BACKGROUND AND DEVELOPMENT OF THE PROPOSALS

  6.  The 1999 Joint Committee on Parliamentary Privilege recommended that the legislation bringing Members within the criminal law of bribery should contain "a provision to the effect that evidence relating to an offence….shall be admissible notwithstanding article 9 [of the Bill of Rights 1688]". This recommendation was accepted by the Government. Although the Joint Committee also suggested that its legislative recommendations should form a new Parliamentary Privilege Act, it added that "we assume our recommendations on bribery will be incorporated into the [Government's] proposed criminal legislation". In its report, the Committee observed that a trial could encounter insuperable difficulty should either side wish to call evidence falling within Article 9 of the Bill of Rights. This was because the prosecution might lack the evidence necessary for a successful prosecution, or the defendant might be unable to call evidence needed for his defence. The Committee commented that, either way, if that were to happen, a proper trial of the member might not be possible and for the same reason a person who offers a bribe may also be beyond the reach of the courts.
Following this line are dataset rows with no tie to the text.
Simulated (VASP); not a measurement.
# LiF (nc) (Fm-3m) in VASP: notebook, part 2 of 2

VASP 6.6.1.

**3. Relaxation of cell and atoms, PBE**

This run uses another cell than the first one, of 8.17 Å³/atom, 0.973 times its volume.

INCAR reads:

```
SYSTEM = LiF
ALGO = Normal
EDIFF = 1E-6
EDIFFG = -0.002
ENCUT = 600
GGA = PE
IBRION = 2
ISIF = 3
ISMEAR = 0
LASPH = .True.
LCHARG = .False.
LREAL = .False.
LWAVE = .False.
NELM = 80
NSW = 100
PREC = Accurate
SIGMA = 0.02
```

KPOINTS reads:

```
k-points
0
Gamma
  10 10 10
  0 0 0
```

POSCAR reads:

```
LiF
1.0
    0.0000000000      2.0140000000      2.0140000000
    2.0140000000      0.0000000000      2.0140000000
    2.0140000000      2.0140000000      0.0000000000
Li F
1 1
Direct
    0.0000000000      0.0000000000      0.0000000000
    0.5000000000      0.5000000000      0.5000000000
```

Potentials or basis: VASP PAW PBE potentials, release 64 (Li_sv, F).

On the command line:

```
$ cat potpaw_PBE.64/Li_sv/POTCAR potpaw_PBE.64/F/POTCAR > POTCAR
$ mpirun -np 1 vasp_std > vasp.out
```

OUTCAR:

  7.  The report of the 1999 Joint Committee noted that uncertainty existed over what is covered by "Parliamentary proceedings" and recommended that it should be clarified and defined. However, it noted that Article 9 protects activities that are recognisably part of the formal collegiate activities of Parliament; that it "protects a person from legal liability for words spoken or things done in the course of, or for the purposes of or incidental to, any proceedings in Parliament"; and that it "applies to officers of Parliament and non-members who participate in proceedings in Parliament, such as witnesses giving evidence to a committee of one of the Houses". The Joint Committee also noted that this immunity is "comprehensive and absolute" and "not excluded by the presence of malice or fraudulent purpose". Article 9 was said "to protect the Member who knows what he is saying is untrue as much as the Member who acts honestly and responsibly".

  8.  The offences in the Government's 2003 draft Corruption Bill were based on the agent/principal construct. For these purposes an MP of either House of Parliament qualified as an "agent". The Government took the view that bribery is a serious offence and the public interest lay in removing any impediment to a prosecution. The Bill therefore, as presented to the Joint Committee, provided for the unlimited removal of Parliamentary Privilege for the offences in the Bill.

  9.  The Joint Committee that undertook pre-legislative scrutiny of the 2003 Bill agreed that in order for the prosecution of an MP or Peer for corruption to be achieved, there would need to be some provision in respect of Article 9. The Joint Committee noted that the Government's Bill would have made MPs/Peers and others liable to questioning about statements or evidence given in Parliament even where the person whose words were in question was not the defendant and did not support the unlimited removal of Parliamentary Privilege for the offences in the Bill. The Committee recommended instead that it should be removed only in respect of the words or actions of an MP or peer in a case where he is the defendant; and that, to the extent that such evidence is admissible for or against him, it should also be admissible in respect of any co-defendants. This, the Committee argued, was the intention of the original recommendation of the 1999 Joint Committee on Parliamentary Privilege. In their view, removing the protection of Article 9 might inhibit a Member or witness from commenting on cases in which there was a possibility that they might be questioned in court, even though there was no suggestion that they themselves were corrupt. This would represent an unreasonable infringement of the protection of freedom of speech under Article 9. The balance of the public interest therefore, in its view, rested in restricting the removal of Parliamentary Privilege to essential cases only.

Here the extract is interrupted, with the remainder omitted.